Late Antiquity - Religion

Religion

One of the most important transformations in Late Antiquity was the formation and evolution of the Abrahamic religions: Christianity, rabbinic Judaism, and eventually Islam; subscribers to the Pirenne Thesis believe that the subsequent Arab invasions marked the end of Late Antiquity and the beginning of the Middle Ages.

A milestone in the rise of Christianity was the conversion of Emperor Constantine the Great (r. 306–337) in 312, as related by his panegyrist Eusebius of Caesarea, although the sincerity of his conversion is debated. Constantine legalized the religion through the Edict of Milan in 313, jointly issued with his rival in the East, Licinius (r. 308–324). By the late 4th century, Emperor Theodosius the Great had made Christianity the state religion, thereby transforming the Classical Roman world, which Peter Brown characterized as "rustling with the presence of many divine spirits."
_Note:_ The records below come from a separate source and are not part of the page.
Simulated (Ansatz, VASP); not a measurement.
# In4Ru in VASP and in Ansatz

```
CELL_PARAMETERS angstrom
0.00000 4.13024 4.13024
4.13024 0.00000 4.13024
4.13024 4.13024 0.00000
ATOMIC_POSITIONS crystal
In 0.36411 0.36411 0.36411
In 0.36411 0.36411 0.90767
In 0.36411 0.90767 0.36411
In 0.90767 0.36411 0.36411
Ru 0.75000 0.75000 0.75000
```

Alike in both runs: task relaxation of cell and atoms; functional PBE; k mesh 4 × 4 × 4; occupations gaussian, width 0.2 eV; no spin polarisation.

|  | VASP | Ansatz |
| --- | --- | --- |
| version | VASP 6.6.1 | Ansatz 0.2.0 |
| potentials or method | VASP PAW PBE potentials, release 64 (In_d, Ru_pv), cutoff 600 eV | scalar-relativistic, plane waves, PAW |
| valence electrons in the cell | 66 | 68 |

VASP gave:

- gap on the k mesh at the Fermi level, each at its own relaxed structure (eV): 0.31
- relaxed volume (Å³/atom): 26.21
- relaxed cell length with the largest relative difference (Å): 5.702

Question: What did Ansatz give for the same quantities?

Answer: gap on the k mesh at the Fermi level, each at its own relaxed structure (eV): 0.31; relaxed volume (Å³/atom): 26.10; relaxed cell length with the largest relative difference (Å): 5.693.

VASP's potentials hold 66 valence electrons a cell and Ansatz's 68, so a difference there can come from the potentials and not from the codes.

Constantine I was a key player in many important events in Christian history, as he convened and attended the first ecumenical council of bishops at Nicaea in 325, subsidized the building of churches and sanctuaries such as the Church of the Holy Sepulchre in Jerusalem, and involved himself in questions such as the timing of Christ's resurrection and its relation to the Passover.

The birth of Christian monasticism in the deserts of Egypt in the 3rd century, which initially operated outside the episcopal authority of the Church, would become so successful that by the 8th century it penetrated the Church and became the primary Christian rule within. Monasticism was not the only new Christian movement to appear in Late Antiquity, although it had perhaps the greatest influence. Other movements notable for their unconventional practices include the Grazers, holy men who ate only grass and chained themselves up; the Holy Fool movement, in which acting like a fool was considered more divine than folly; and the Stylites movement, where one practitioner lived atop a 50-foot pole for 40 years.

Islam appeared in the 7th century and spurred Arab peoples to invade the Eastern Roman Empire and the Sassanian Empire of Persia, destroying the latter; and, after conquering all of North Africa and Visigothic Spain, to invade much of modern France.

Late Antiquity marks the decline of Roman state religion, circumscribed in degrees by edicts likely inspired by Christian advisors such as Eusebius to 4th century emperors, and a period of dynamic religious experimentation and spirituality with many syncretic sects, some formed centuries earlier, such as Gnosticism or Neoplatonism and the Chaldaean oracles, some novel, such as hermeticism.

Many of the new religions relied on the emergence of the parchment codex (bound book) over the papyrus volumen (scroll), the former allowing for quicker access to key materials and easier portability than the fragile scroll, thus fueling the rise of synoptic exegesis, papyrology. Notable in this regard is the topic of the Fifty Bibles of Constantine.